Ideas are not important. Does that sound odd to you? I thought I might reiterate what a young filmmaker recently expressed. Ideas are not important. Good ideas, even brilliant ideas are a dime a dozen. What makes an idea important is execution. Unless the idea is put into work it remains inherently useless. Execution is the key. Of course, execution is difficult. Often, very difficult. Ideas are easy.
I find a lot of people make this mistake. They have a great idea and think they are on to something truly important. The truth is, an idea not acted upon, not executed remains essentially useless. I can’t tell you how many good ideas I’ve heard over a lifetime in this business. These often brilliant ideas came from co-workers, friends and colleagues. Of course, the idea never went any further than that. It remained a fascinating idea that never went anywhere. Once again, a great idea not executed remains useless. Some years ago, my colleagues and I came up with what we considered a good idea. The educational market place had a real need for instuctional media on the subject of Black history. Of course, we weren’t the only ones to recognize this need. There were other filmmakers who saw the need as well and they spoke enthusiastically about it. However, my colleagues and I stopped talking and began to put our ideas into action. Once again, a good idea is worthless unless acted upon. Unable to obtain financing, we reached deep into our own pockets until we were able to come up with enough money to finance our first film. We began to develop scripts and storyboards and even hired a few local scriptwriters to hammer our material into shape. It wasn’t easy, of course. Execution never is. Ideas are easy. Execution is hard work.
Finally, let me add another important element to this discussion. It’s the idea of commitment. And, I mean by that, total commitment. When we took up our educational filmmaking crusade we knew that we would only achieve success by making a full time commitment. We acquired office space in the Wilshire district of Los Angeles, and one by one my colleagues left their jobs. As you can imagine, it was not an easy thing to do. I confess I was the last to leave my sweet storytelling job. You see, I had recently gotten a good job at the Walt Disney Studios. And, it wasn’t just a good job, it was a great job. It meant I even attended story meetings with the Old Maestro himself. You can imagine the surprised look on my bosses face when I informed him I was leaving the company. I had taken on a new role of movie producer in my own company. Naturally, you can’t be serious about that position and have a “Day Job” as well. Total commitment means not having a fall back position. It means not having a “Plan B.” This is something I continually remind would be motion picture producers. If you’ve a day job, you’re not really a producer. It’s not your job - it’s your hobby and hobbies don’t count for much in this business.
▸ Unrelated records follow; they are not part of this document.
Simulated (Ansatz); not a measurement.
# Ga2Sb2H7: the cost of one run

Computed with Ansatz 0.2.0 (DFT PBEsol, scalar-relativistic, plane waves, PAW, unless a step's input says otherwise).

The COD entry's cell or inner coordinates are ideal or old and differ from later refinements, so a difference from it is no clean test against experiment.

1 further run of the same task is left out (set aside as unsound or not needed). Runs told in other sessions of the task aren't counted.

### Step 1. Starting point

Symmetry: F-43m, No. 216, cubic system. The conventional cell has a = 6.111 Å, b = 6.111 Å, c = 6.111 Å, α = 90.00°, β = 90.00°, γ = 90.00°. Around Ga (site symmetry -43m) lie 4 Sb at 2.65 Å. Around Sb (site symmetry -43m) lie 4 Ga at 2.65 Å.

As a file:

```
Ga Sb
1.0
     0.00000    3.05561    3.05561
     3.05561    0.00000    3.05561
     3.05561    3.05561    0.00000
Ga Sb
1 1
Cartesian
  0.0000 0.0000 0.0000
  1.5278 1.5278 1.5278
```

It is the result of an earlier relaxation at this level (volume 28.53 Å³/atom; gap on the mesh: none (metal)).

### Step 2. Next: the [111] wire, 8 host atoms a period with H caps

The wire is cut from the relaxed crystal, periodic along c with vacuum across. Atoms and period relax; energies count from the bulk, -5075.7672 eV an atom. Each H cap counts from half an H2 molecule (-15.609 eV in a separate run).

As young filmmakers we had no shortage of ideas. And of course, these ideas were immediately put into action. One thing was certain. We knew we would never be taken seriously unless we began to execute. In time, scripts were developed and filming began. There were times when we had three movies in various stages of development and production and it was a very exciting time. Our humble efforts probably seem minuscule compared to the big budget motion pictures of Hollywood but I take a certain pride in being able create our own motion pictures at a time when being a minority production company was not the easiest task in the movie business. Finally, I’ll ask whether you have a few good ideas or maybe even a few great ideas. Remember, that great idea is going nowhere unless you decide to execute. Unless you decide to make it happen. It’s something worth thinking about when you consider there’s no shortage of good ideas in Hollywood.